With a simple command like:

git convert-repo --to-hash=sha-256 --frobnicate-blobs --climb-subtrees \
   	--liability-waiver=none --use-shovels --carbon-offsets

a user can leave SHA‑1 behind (note that the specific command-line options may differ)

i really hope that's intended to be sarcastic.

In mid-January [2020], carlson posted the first part of this transition code, which clearly only solves part of the problem:

First, it contains the pieces necessary to set up repositories and write but not read extensions.objectFormat. In other words, you can create a SHA‑256 repository, but will be unable to read it.

The article says he's been working on that problem since 2014. The implication there is that git is braindeadedly complicated and/or nigh unmaintainable. Richard single-handedly had fossil whipped into SHA-256 shape in a matter of days or, at most, weeks.

(3) By anonymous on 2020-02-04 16:21:32 in reply to 2 [link] [source]

The article says he's been working on that problem since 2014. ... Richard single-handedly had fossil whipped into SHA-256 shape in a matter of days or, at most, weeks.

Actually, Fossil skipped over "SHA-256" and went to "SHA-3".

SHA-256 is a member of the SHA-2 family. which was first published in 2001 in the draft FIPS PUB 180-2.

SHA-3 was selected in a competition that ended in 2012.

If I recall correctly, Richard added SHA-3 to Fossil in 2014, putting Fossil 6 years ahead of Git in moving away from SHA-1 (and years more getting to SHA-3). (So far as I can see, the process to start choosing SHA-4 has not yet started.)

(4) By Richard Hipp (drh) on 2020-02-04 16:50:53 in reply to 3 [link] [source]

If I recall correctly, Richard added SHA-3 to Fossil in 2014...

Thank you for that vote of confidence! :-) But, no, I didn't add SHA3 until the SHAttered attack appeared in early 2017. The complete check-in history can be seen here:

(5) By anonymous on 2020-02-04 16:52:15 in reply to 2 [link] [source]

That's appalling. Fossil's implementation doesn't require a conversion.

That was brought up in the linked discussions. Apparently, the Git people decided that not converting would create a "weird security model."
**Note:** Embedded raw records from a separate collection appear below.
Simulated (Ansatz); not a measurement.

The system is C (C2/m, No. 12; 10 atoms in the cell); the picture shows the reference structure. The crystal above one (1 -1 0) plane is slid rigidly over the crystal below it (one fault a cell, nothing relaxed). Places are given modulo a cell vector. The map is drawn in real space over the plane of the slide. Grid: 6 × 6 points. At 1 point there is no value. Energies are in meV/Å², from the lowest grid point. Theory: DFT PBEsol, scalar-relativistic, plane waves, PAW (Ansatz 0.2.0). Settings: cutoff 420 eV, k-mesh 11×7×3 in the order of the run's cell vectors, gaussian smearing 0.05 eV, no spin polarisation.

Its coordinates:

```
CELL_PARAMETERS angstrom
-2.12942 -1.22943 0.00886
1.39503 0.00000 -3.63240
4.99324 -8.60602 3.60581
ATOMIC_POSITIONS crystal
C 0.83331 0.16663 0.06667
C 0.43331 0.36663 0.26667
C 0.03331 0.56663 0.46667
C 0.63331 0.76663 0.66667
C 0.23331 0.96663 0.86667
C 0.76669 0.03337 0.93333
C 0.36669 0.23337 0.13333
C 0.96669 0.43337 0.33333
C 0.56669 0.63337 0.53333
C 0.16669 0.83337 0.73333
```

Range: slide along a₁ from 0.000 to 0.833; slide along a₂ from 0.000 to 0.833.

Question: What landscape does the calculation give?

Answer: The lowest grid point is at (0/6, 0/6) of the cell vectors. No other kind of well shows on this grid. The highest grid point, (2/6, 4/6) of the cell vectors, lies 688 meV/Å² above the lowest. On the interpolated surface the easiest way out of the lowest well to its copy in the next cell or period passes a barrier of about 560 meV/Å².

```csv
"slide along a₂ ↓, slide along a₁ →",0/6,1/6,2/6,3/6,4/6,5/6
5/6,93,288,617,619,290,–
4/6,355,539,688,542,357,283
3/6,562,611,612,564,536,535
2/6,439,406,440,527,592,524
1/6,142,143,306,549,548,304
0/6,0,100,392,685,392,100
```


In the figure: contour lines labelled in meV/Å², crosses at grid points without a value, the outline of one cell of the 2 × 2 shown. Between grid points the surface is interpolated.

In the discussions leading up to Fossil adopting SHA-3, the thinking, at the time, was that creating a modified copy of a file that matched the original's SHA-1 hash was still impractical enough. Also, as I recall, forward propagation of post-commit changes, via delta-encoding, would be unlikely as the hashes are computed before delta-encoding, so the result, after delta-decoding, would likely not match its expected hash.

(6) By Richard Hipp (drh) on 2020-02-04 17:03:18 in reply to 2 [source]

That's appalling. Fossil's implementation doesn't require a conversion.

This is a key point, that I want to highlight. I'm sorry that it wasn't made more clear in the LWN posting nor in the HN discussion.

With Fossil, to begin using the new SHA3 hash algorithm, you just upgrade your "fossil" binary. No further actions, workflow changes, disruptions, or thought are required on the part of the user.

  • Old check-ins with SHA1 hashes continue to use their SHA1 hash names.
  • New check-ins automatically get more secure SHA3 hash names.
  • No repository conversions need to occur
  • Given a hash prefix, Fossil automatically figures out whether it is dealing with a SHA1 or a SHA3 hash
  • No human brain-cycles are wasted trying to navigate through a hash-algorithm cut-over.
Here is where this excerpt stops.